Moments of minimum of random variables

Question

Let $\mu$ be a non-atomic probability measure on $[0,\infty)$ and sample $X_1,X_2$ from $\mu$ independently. Does $\min(X_1,X_2)$ have twice as many moments as $X_1$? Is the quantity $$ \frac{\mathbb E\min(X_1,X_2)}{\left(\mathbb E \sqrt{X_1}\right)^2} $$ bounded away from $0$ and $\infty$?

More generally, does $\min(X_1,\ldots,X_n)$ have $n$ times as many moments as $X_1$? Moreover is $$ \frac{\mathbb E\min(X_1,\ldots,X_n)}{\left(\mathbb E \sqrt[n]{X_1}\right)^n} $$ bounded away from $0$ and $\infty$?

For nice distributions, the identity $\mathbb E X=\int \mathbb P(X>x)\; d\mu(x)$ allows us to reformulate the general versions as follows: $$ \|\mathbb P(X_1>t)\|_n\approx\|\mathbb P(X_1>t^n)\|_1, $$ where $\approx$ means bounded by constants.

Answer 1

If the $X_k$ are exponential with parameter $\lambda>0$, then $$ {\Bbb E[\min(X_1,X_2)]\over\Bbb E\sqrt{X_1}}={\sqrt{\pi}\over 2\sqrt{\lambda}}. $$ With thoughts of scaling in my head, let me suggest that perhaps you want to consider$$ {\Bbb E[\min(X_1,X_2)]\over\left[\Bbb E\sqrt{X_1}\right]^2} $$

Answer 2

Yes - $m_n$ has at least $n$ times as many moments as $X$. $E(g(X))=\int_0^\infty g'(t)P(X>t)\,dt$, hence $$E(X^{k})=\int_0^\infty k t^{k-1} P(X>t)\,dt\tag 1$$ while $$E(m_n^{nk})=\int_0^\infty nk t^{nk-1}P^n(X>t)\,dt\tag 2$$

If $(1)$ converges then $h(t)=t^kP(X>t)=o(1)$ which implies $h^n=O(h)$ which implies $(2)$ converges.

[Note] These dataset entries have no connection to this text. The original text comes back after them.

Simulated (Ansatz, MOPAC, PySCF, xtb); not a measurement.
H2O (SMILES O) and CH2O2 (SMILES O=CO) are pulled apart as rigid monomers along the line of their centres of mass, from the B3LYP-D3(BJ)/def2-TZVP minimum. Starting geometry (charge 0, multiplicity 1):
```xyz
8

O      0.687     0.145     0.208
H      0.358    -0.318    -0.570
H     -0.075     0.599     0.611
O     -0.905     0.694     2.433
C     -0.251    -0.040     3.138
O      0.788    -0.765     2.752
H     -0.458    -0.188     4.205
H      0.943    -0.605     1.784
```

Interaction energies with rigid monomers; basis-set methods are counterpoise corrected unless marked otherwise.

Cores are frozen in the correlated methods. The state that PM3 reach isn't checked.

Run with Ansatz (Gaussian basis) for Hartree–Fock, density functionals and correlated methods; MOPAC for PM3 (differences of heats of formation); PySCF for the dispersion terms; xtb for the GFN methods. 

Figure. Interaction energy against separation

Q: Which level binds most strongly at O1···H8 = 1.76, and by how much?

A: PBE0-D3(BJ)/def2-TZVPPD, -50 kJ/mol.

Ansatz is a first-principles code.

Your "i.e." doesn't apply though, since $E(m_n)\to \min \operatorname{supp}(\mu)$ while $(EX^{1/n})^n\to\exp(E\log X)$. Their ratio is bounded away from $\infty$ but not $0$. The most interesting case is $E\log X=-\infty$ (which implies $0\in \operatorname{supp}(\mu)$)

Answer 3

Let $X>0$ be a random variable and consider an i.i.d. sequence $X_1,\ldots,X_n$ sampled from $X$.

The following inequality holds and the constants are optimal as $n\to\infty$: $$ 0\leq \frac{\mathbb E\min(X_1,\ldots,X_n)}{\left(\mathbb E \sqrt[n]{X}\right)^n}\leq 1 $$

Proof: Note that $\min(X_1,\ldots,X_n)\leq \sqrt[n]{X_1\cdots X_n}$. Taking expectations and applying independence yields the upper bound. The upper bound cannot be improved, as one sees by letting $X$ tend to a deterministic random variable.

The lower bound cannot be improved: consider the case $X\sim U[0,1/m]$. Note that $$ \mathbb E\sqrt[n]{X}=m\int_0^{1/m}x^{1/n}\; dx=\frac{m^{-1/n}}{1+\frac{1}{n}} \geq (me)^{-1/n}, $$ where we have used the Taylor inequality $e^{1/n}\geq 1+1/n$.

Moreover, $\mathbb E\min(X_1,\ldots,X_n)=1/m(n+1)$ . Therefore $$ \frac{\mathbb E\min(X_1,\ldots,X_n)}{\left(\mathbb E \sqrt[n]{X}\right)^n}\leq \frac{1/m(n+1)}{(me)^{-1}}=\frac{e}{n+1}\to 0. $$ Thus we have shown that as $n\to\infty$, there exists a sequence of random variables $U[0,1/m]$ for which the ratio is arbitrarily small.

Note: For fixed $n$, the best lower bound is unknown. For $n=2$ I can get $1/2$ using a pole at $0$ blowing up like $x^{\epsilon-1}$. Can anyone do better?